ROME – Cardinal Raymond Burke, the soon-to-be-former head of the Vatican’s highest court, has again lamented the “confusion” generated by last month’s Extraordinary Synod on the Family, saying he is praying “very fervently” that it will be ended in the coming year leading up to the second session next October.

The publication of the controversial midterm report, Burke told CNSNews.com in an interview published Thursday, caused “a scandal” in the Church.

“The secular media, not without reason, referred to it as an earthquake in the church,” he said. “While some bishops and others excused it saying well this wasn’t a doctrinal statement, it was just a report of what was being discussed in the synod, the very fact that these matters were being discussed and questioned by the presidents of the conferences of bishops, by the heads of the dicasteries of the Roman Curia, and by other special appointees of the Holy Father to the synod caused a tremendous confusion and could even induce the faithful into error with regard to the teaching about marriage and other teachings.”

“And so to me this was a very serious responsibility to try to correct as quickly and as effectively as possible the scandal caused by the midterm report,” he added.

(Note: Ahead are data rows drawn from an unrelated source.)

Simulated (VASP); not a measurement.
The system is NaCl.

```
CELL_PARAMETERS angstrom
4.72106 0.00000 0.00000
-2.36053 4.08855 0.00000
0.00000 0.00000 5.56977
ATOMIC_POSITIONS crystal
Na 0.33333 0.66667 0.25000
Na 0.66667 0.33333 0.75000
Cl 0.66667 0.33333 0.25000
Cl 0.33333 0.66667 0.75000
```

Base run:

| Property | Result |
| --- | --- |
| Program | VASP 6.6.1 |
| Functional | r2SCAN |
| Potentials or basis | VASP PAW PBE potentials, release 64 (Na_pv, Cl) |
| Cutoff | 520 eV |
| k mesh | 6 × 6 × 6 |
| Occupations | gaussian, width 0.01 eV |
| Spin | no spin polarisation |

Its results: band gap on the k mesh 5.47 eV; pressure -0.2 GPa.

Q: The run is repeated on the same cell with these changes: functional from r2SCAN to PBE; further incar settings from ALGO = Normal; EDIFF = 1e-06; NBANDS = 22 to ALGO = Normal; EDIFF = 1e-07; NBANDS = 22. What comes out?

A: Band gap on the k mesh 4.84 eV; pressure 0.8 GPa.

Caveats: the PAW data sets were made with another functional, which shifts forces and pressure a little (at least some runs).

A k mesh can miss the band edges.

Burke was one of a handful of bishops who spoke out strongly against the mid-term relatio, calling it deficient in its foundations both in its relation to Scripture and the church’s theological tradition, the two pillars of Catholic theology.

He said the issue of the nature of marriage is at the center of Catholic identity: “The very foundation of the life of the church, the first cell of our life, in the marital union and the formation of the family.”

If the Church’s leadership tries to abandon that teaching, “if we don’t uphold the sanctity of the marital bond, we have really not only abandoned the Catholic faith but really abandoned the Christian faith in the sense that we are abandoning the natural law itself.”

Burke was one of the principle promoters of the now-infamous “book of five cardinals,” published in English by Ignatius Press, titled “Remaining in the Truth of Christ,” that reiterated the Church’s teaching on marriage. Rumours continue to circulate around Rome that the book’s distribution to the Synod bishops was actively blocked by the Synod’s administrator, Cardinal Lorenzo Baldisseri.  

In the CNSNews interview, reporter Terence P. Jeffrey asked the cardinal bluntly, “Can any priest or bishop overrule or change what Jesus declared about marriage?”

“No, absolutely not,” Burke replied. “The priests and bishops are called to be faithful to the truth. Our office is to teach this truth and to assist the faithful to live it, but we can never even under some supposed pastoral approach either alter or deny the truth about marriage.”

And this applies to the pope too, he said: “It’s not within his power, and this is very clear in the teaching of the Church that if a marriage has been validly celebrated and consummated it cannot be separated. It cannot be ended by anything except death itself.”

Meanwhile Cardinal Burke is not the only one expressing his hopes for the coming year. Archbishop Bruno Forte, the principal author and defender of the notorious mid-term relatio, is quoted by America magazine saying, “We hope that in this year the laity will make their voices heard, and that the bishops listen.”

Forte, appointed by Pope Francis as special secretary of the Synod, said in an October 28 speech at the University of Social & Medial Culture in Toruń, Poland, “During the debate on the divorced and remarried, a minority of the bishops voiced the opinion that we should keep the Church doctrine as it always was, that remarried people should not get Communion.”

“We all of course hold this view until the pope will decide otherwise,” he added.

In comments translated by Gloria TV News, Forte said, “The other part of the bishops pleaded for the path of mercy. Holy Communion is not bread for perfect people, but for those who are on the way.”